In this blog post Best Practices for Loading and Saving PyTorch Weights in Production we will map out the practical ways to persist and restore your models without surprises. Whether you build models or manage teams shipping them, understanding how PyTorch saves weights is essential to reproducibility, speed, and safety.
At a high level, PyTorch models are just Python objects with tensors inside. You rarely want to serialize the whole object; you want the tensors that matter. This post explains the technology behind saving those tensors, shows safe patterns for training and inference, and highlights pitfalls that cause painful production bugs.

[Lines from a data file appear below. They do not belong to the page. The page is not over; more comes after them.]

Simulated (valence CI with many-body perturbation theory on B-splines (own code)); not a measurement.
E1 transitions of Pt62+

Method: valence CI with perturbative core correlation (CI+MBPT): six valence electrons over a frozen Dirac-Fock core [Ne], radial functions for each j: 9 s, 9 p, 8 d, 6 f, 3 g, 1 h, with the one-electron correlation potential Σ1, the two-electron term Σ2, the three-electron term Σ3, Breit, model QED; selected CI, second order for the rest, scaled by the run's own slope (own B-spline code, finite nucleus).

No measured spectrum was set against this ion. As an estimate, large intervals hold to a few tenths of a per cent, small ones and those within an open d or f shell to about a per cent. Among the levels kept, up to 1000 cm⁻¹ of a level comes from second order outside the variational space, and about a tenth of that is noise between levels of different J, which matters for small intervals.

How PyTorch stores weights
PyTorch models expose a state_dict()
, a simple mapping of parameter names to tensors (and buffers like running means). This dict is what you should save and load. Under the hood, torch.save
and torch.load
use Python pickle to serialize and deserialize. That’s powerful but means:
- Never load checkpoints from untrusted sources. Pickle can execute arbitrary code.
- Prefer saving state_dicts or lightweight checkpoints, not entire model objects.
- For extra safety in newer PyTorch, use
weights_only=True
when loading compatible files.
The basic patterns you should use
1) Save only what you need
Save a compact checkpoint containing model weights and training state. This keeps files portable and easy to resume.
import torch
# Example: model, optimizer, and (optional) AMP scaler
checkpoint = {
"model": model.state_dict(),
"optimizer": optimizer.state_dict(),
# Save if you use mixed precision
"scaler": scaler.state_dict() if "scaler" in globals() else None,
"epoch": epoch,
"metrics": {"val_loss": val_loss, "val_acc": val_acc},
"pytorch_version": torch.__version__,
}
torch.save(checkpoint, "last.pth")
# For best model snapshot
torch.save(model.state_dict(), "best.pth")
Why two files? last.pth
helps you resume training. best.pth
freezes the best-performing weights for deployment.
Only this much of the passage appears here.